On a more positive note, the Jerusalem Film Festival was this past month. I went to a viewing of "Mongul," the life of Ghengis Khan. The Jerusalem Film Festival is a surprisingly large and well respected film festival that lasts about two weeks. The catch to the movie I went to, was that it was in Mongolian with Hebrew subtitles. I surprised myself with some proficiency in understanding the story, but needless to say, most of it was over my head.
It was brought to my attention that I have a distant relative, Drew, on my mother's father's side of the family who began Garin Tzabar two years ago! I was in contact with her before I arrived in Israel and since I've been here, I have had the delight of meeting her twice for dinner in Jerusalem. A very determined and outgoing girl, Drew has been a great resource for not only my program, but the IDF (she is also a member of Nachal, and insists that it's where "all the good boys" go). Regardless, it's a delight--and quite the small world--to have a family member my age from the US in Israel.
In my last entry I detailed some of my experiences with the excitement that is bureaucracy in Israel. Well, as it turns out, I was required to return to Beer Sheva last week to sign three identical pieces of paper. The department refused to fax or email it to me and insisted that I come down to sign the paper in person during their convenient times of 3-5 pm Monday and Wednesday. Taking a 40 minute bus ride to the central bus station in Jerusalem, I then took a 1 hour 45 minute bus to Beer Sheva. When I arrived my cousin's fiance, Ayal, met me to help me with the process. Arriving at the office at 2:40, the security guard informed us that I would need to come back the following day at 8 am to sign the papers. Insisting that I called down and they instructed me to come at 3 pm, the guard repeated his stance. When we showed him the letter that was mailed to me, he suddenly decided to inform us of another office that we could go to. Walking to the second office we took a number and waited for an hour. When we were helped, the woman informed us that"this is really simple," and took out three identical pieces of paper and had me sign the bottom of each. That was it. Another two buses back, and my day trip was a simple 9 hour adventure.

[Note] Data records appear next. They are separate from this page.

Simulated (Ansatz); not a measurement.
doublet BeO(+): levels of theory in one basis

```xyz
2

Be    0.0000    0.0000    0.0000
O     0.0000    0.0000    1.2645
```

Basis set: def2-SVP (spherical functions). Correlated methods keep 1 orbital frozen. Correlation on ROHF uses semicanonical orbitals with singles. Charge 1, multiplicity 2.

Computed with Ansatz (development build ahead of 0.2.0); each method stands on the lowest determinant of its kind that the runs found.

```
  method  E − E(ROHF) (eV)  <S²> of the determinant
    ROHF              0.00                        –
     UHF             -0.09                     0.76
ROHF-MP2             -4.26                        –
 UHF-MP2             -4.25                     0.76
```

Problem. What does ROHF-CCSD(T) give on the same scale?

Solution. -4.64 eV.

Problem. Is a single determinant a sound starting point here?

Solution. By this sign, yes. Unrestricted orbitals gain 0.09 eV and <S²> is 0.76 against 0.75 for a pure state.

The Via Dolorosa is the path that Jesus walked from his conviction to his crucifixion and grave. Every Friday there is a pilgrimage of the 14 steps by four monks who chant in Latin, Italian, English, and Spanish. I had the pleasure of joining the large tour a couple of weeks ago. As you can see from my pictures, there is a marking of each of the 14 steps where Jesus fell for the first time, consoled the lamenting women on Jerusalem, etc. You can read about each of steps here: http://www.sacred-destinations.com/israel/jerusalem-via-dolorosa.htm
It was a very interesting and enlightening experience that only comes with the open mind of other's cultures and religions. The last 5 steps (10-14) are in the Church of the Holy Sepulcher where Jesus was hung, cleansed, and then buried. You can see in my pictures that it is a tradition to crawl inside the podium and kiss the place where Jesus was crucified, kiss or touch the slate that he was cleansed on, and then enter the tomb where he was buried.
I mentioned in my last post that I was hoping to go to Turkey, but after the recent terrorist attacks, my friends and I decided it would be smarter to travel to Eilat (Israel's resort city) and spend a few days relaxing. I'm hoping to do some hiking up north around the Golan Heights before I am rushed off to my Kibbutz on the 15th.
That is all for now. I will try to update the blog in smaller segments in the future, but I have no idea what my computer accessibility will be. I reiterate my previous sentiments and ask you to download Skype so we can talk for free online. I have already done so with many friends and family and it is a pleasure. You can download Skype for free here: http://www.skype.com/intl/en/download/skype/windows/
Closing in on two months in Israel, I am confident that this will be a truly life changing experience that I will treasure forever. Regardless it has been difficult to leave so much behind, and when I was in a bar in Tel Aviv a few weeks ago, Plush by Stone Temple Pilots (my fraternity's song) came on, and a rush of emotions swept over me. Know that you are all missed.
I wish you all health, happiness, and safety. And don't forget, when you're frustrated, try not to use the word "shavuz!"